One of my friends has a special knack—more of a compulsion really—for spinning things to make them sound positive. It’s earned her the nickname “Spinna” and plenty of teasing, as we try to one-up each other telling stories or bringing up tidbits that can’t possible have a positive side to test the limits of her optimism. Nothing is all bad in her world, and everything has a sunny side—it just needs someone like her to flip it sunny-side up.

In her, this trait is endearing, and it’s an authentic expression of her relentlessly joyful approach to the world. But I also see a version of this compulsion in women all around me, women training themselves and each other to have “good attitudes” and “love where you are” and “be present in the moment,” to “bloom where you are planted,” and “accept what you’ve been given.”

For a long time I’ve been irritated by this messaging. The irritation stems from a pattern I see in my own and other women’s lives, in which we settle for whatever is right in front of us, without asking if we could have achieved more or if we merited a better life. I’ve found in my (still fairly limited) experience of the world that men tend to see themselves as deserving the best—the best jobs at the best companies with the best salaries in the best locations with the best spouses. Women dream about those “bests,” sure—but when it comes down to making those life decisions, we quickly resign ourselves to whatever happens to be in front of us. I feel this psychological pull already within me in my grateful, unthinking acceptance of a low-paying receptionist job at a law firm, where I perform the labor of a legal assistant while being paid minimum wage.

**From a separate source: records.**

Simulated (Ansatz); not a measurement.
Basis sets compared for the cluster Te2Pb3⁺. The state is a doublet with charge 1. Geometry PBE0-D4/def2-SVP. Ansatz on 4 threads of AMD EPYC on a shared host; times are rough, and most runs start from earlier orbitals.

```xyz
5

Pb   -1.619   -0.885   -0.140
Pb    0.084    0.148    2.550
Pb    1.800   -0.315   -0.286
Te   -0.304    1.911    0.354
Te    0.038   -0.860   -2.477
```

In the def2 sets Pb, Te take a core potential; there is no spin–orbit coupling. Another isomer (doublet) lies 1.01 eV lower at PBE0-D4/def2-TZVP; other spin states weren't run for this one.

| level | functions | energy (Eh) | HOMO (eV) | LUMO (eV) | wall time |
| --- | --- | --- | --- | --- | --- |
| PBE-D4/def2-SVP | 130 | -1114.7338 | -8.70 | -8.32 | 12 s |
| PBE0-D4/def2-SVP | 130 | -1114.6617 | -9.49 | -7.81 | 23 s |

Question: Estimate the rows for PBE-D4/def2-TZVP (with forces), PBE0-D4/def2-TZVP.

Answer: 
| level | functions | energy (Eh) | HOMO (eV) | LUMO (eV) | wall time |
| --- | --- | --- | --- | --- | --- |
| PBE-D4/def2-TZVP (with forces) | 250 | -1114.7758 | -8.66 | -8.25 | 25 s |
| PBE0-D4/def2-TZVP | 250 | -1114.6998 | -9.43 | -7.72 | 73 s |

Lately, therefore, I’ve been wrestling with what it means to me that I’ve settled for something less than I hoped for, less than what everybody told me I was capable of.

Various friends and family have (very kindly) given me advice like “love where you are,” and “just try to be present in this stage of your life,” in response to my concerns. Of course, my first impulse was to ignore this advice, since I am tired of people telling women especially, I believe, to plaster a good-attitude Band-Aid over a life we’re not happy in. But I also knew that in order to live well this year I would have to come to an understanding of how to “be present” in my life. I just couldn’t work out what that might be, until I read philosopher Kieran Setiya’s piece in the New York Times last month.

Like me, Setiya has little patience for the yoga-on-the-beach variety of being present in one’s life. He reminds readers that focusing on the present without reference to one’s past or future is, in fact, a disastrous approach to living life. Instead, he says we can understand being present by distinguishing between two types of activities we engage in on a day-to-day basis: telic and atelic activities.

Telic activities are activities that have a start and a finish (telic comes from the Greek telos, meaning end or purpose). Running a 5k, writing a paper, making a budget—telic activities are the sorts of things you can put on a to-do list or a calendar and check them off when they’re done.

Atelic activities, on the other hand, don’t have ends. However much you participate in atelic activities, you cannot “complete” them. They include things like thinking, learning, listening to music, and spending time with friends and family.

One key distinction between telic and atelic activities is that telic activities become achievements when they are finished successfully, whereas in atelic activities, achievement is already inherent in doing the activity itself. For example, running a 5k becomes an achievement not while you train for it, not halfway through the race, but only when you cross the finish line. But when spending time with a friend, for example, you do not progress toward some goal of spending time with the friend—in every moment with the friend, you already achieve your goal of spending time with them. The doing is the achieving.

What Setiya argues, then, is that while telic activities always have their fulfillment in the past or the future, atelic activities are fulfilling in the very moment that we perform them. Atelic activities, therefore, allow us to live “in the present” in a way that telic ones don’t.

My college life was full of telic activities. College itself, the completion of a four-year degree, was its own overarching telic structure, and within that structure there were constant projects to be completed, whether that was filling the local news page of Chimes every week, completing assignments, or writing papers. When I lost those constant telic activities upon graduation, it felt like I had lost the meaning and fulfillment that came from completing them.

Now, in this new and different mode of life, achievement looks different. I don’t have papers or projects due every week, and sometimes, if I’m perfectly honest, I wish that I did. Telic achievements have always kept me in good supply of gold stars and A pluses that I can look back at to bolster my self-esteem. And the lack of potential achievements on my horizon leaves the achiever in me feeling pathless.

But if I place all meaning in my life into telic activities, meaning will always be behind or in front of me, never with me in the present moment.

My telic to-do list makes me think that I’ve settled for less, and I still think I have. But being present means valuing atelic activities as achievements, too. Instead of aiming for mastery of a topic I want to understand and wondering if I’ll succeed or fail, I can recognize that learning anything at all about the topic is its own achievement as I’m in the midst of learning it. Instead of viewing relationships as projects, I can recognize that every moment I spend with a friend is its own end. My achievements this year won’t be recognized by Dean’s Lists or accepted into conferences, but if I can recognize them in myself, maybe I can settle into this new kind of life.